How does Text X use language to convey meaning?

This is a very important aspect of reading, comprehending and analyzing any text to the best of your ability. A skill that in turn helps one to perform better on the language component of almost any exam! However, there’s a catch, which is that it is quite a broad topic that can’t be done justice to merely through a brief post (like this one). So, in order to achieve the strongest grip over this skill, do consider setting up a detailed meeting with us!

For now, it is essential to understand that any text (say, Text X or Y) does not use a single device or a limited set of devices to convey its meaning; it’s possible for any writer to choose between the numerous linguistic devices to get his/her point across. Therefore, in order for the reader to comprehend what meaning those devices aim to convey, he/she must develop the understanding of them in the first place. 

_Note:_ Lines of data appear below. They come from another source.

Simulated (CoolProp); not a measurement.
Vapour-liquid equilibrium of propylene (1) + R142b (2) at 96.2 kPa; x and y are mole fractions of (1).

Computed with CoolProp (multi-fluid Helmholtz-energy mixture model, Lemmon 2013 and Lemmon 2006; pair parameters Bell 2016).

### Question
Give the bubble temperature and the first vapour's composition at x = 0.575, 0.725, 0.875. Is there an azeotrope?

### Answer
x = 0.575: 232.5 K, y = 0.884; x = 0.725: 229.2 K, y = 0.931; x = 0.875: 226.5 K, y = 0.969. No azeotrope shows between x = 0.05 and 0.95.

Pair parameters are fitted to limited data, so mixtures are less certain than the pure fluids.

There can be several devices that can be employed for different purposes by any writer. For instance:

Tone: Shows the writer’s attitude through certain ways incorporated implicitly within the text, like vocabulary, punctuation, capitalization etc. So, apart from the ideas conveyed directly through the words, the tone passes on indirect or hidden messages to the reader.

Mood: Through similar devices as the tone, the writer can make the reader feel in a certain way as well. For example, through the adoption of dismal and gloomy vocabulary he/she can ensure that the meaning makes the reader feel sad. So, instead of directly mentioning that the point of the text is to make the reader feel for the characters, the writer does the magic through certain subterranean devices!

Allegory: This is one of the most effective and interesting literary devices. It employs a hidden meaning of the clues within the text that, on the surface, mean something completely different. For example, in The Hunger Games the difference in lifestyles between the Capitol and the other districts could be easily taken to refer to something in the fictional world, but in actuality the income inequality shown between the fictional pawns mocks the despicable state that exists in the real world.

Simile: This device makes comparison of the thing at hand with something else in the real world that’s better known to the reading population at large. Some examples could be the following:

To be as white as snow

To be as clever as a fox

To be as light as a feather

To be as dark as the night

Hyperbole: Statements using this device are not meant to be taken literally as they exaggerate something in order to merely emphasize on an aspect. For instance:

I died out of laughter that day!

She’s as old as this world, to say the least!

It cost me a million dollars to reach here!

Some of the other important devices could be metaphors, synecdoche,  alliteration, dramatic irony, syntax, diction, word connotations etc. to ensure that the reader understands the text in a certain way.